Right from the start, it’s clear no expense was spared and no detail neglected in Tony Jaa’s magnum opus actioner, Ong Bak 2: The Beginning. The credits brighten and fade in ghostly elegance against the backdrop of aestheticized weapons and idols, opening on a horseback chase tinted in sepia tone. The arrows sail and the hooves fly in adrenaline-inducing beauty. Unfortunately, Ong Bak 2 never gets any deeper than this type of superficial gloss and physical spectacle, resulting in mild and very muddled entertainment.

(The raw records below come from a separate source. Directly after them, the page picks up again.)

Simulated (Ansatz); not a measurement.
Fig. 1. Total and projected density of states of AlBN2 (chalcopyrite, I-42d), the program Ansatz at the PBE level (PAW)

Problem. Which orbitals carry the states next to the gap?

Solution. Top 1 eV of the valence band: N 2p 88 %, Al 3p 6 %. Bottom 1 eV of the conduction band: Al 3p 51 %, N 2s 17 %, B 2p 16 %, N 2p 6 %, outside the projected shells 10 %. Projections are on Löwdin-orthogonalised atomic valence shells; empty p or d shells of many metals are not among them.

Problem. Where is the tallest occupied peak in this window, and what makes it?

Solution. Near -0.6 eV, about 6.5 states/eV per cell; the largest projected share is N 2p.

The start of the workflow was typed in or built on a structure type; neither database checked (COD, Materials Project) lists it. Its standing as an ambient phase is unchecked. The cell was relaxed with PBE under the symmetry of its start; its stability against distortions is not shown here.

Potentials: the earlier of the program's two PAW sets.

The film opens in 1421, during a familial struggle for power in the newly formed Ayutthaya Kingdom. Young Tien watches as his mother and father are assassinated, and then escapes through the jungle only to be captured by slave traders. When the stubborn youngster refuses to cooperate, he’s thrown into a pit with an alligator in an impossible fight to the death. As one might expect, the spirited youth kills the alligator, but only with the help of a knife tossed into the pit. This gesture comes from Chernang, king of all the bandits, who sees potential in Tien and takes him on as his adopted son. What follows is the journey from young novice to adult master (played, as in the original, by Tony Jaa) that’s been seen so many, many times in martial arts films. Eventually succeeding his adoptive father as bandit king, Tien gains a thirst to avenge his family and strike out against a (not so) mysterious enemy.
After the international success of Ong Bak (AKA Muay Thai Warrior) and Tom Yum Goong (AKA The Protector), it seemed that Thailand might have its very own Jackie Chan in Tony Jaa; with amazing physical talent and creative ambition, the martial artist was poised to bring Thai film to a broader, international audience. When Jaa signed on to make his directorial debut with the prequel to Ong Bak, sparks began to fly: the media couldn’t help but manifest public anticipation for the film by blowing production problems way out of proportion. When Jaa slunk off into the jungle, literally, and disappeared for two months, you could hardly blame him. And, when he returned, a cloud of doubt hung over the entire project—for good reason. Most martial arts films can survive and sometimes thrive on a very simple, even predictable story, just as long as the fighting remains inspired and kinetic and the actors charismatic. This is exactly how Bruce Lee, Jackie Chan, Jet Li and the numerous Shaw Brothers have pursued long and successful careers.
But while Ong Bak 2 is certainly simple and the hand-to-hand combat is plentiful, Jaa fails to carry it as an actor or director. Littered with obtuse flashbacks and incongruent plotting, this film is a perplexing mess of themes and tones. The result is a rambling series of vignettes and absurd representations of warrior bravado that never engage the audience from one scene to the next. Taming a herd of elephants, fighting a tiger demon lady, and displaying various styles of martial arts feels too much like an everything-but-the-kitchen-sink approach to filmmaking. If you’re looking for specific continuity between Ong Bak (set in the present) and Ong Bak 2, you may have to wait until Ong Bak 3 — already announced — for clarification. That is, if anyone still has the patience for a third installment after this letdown.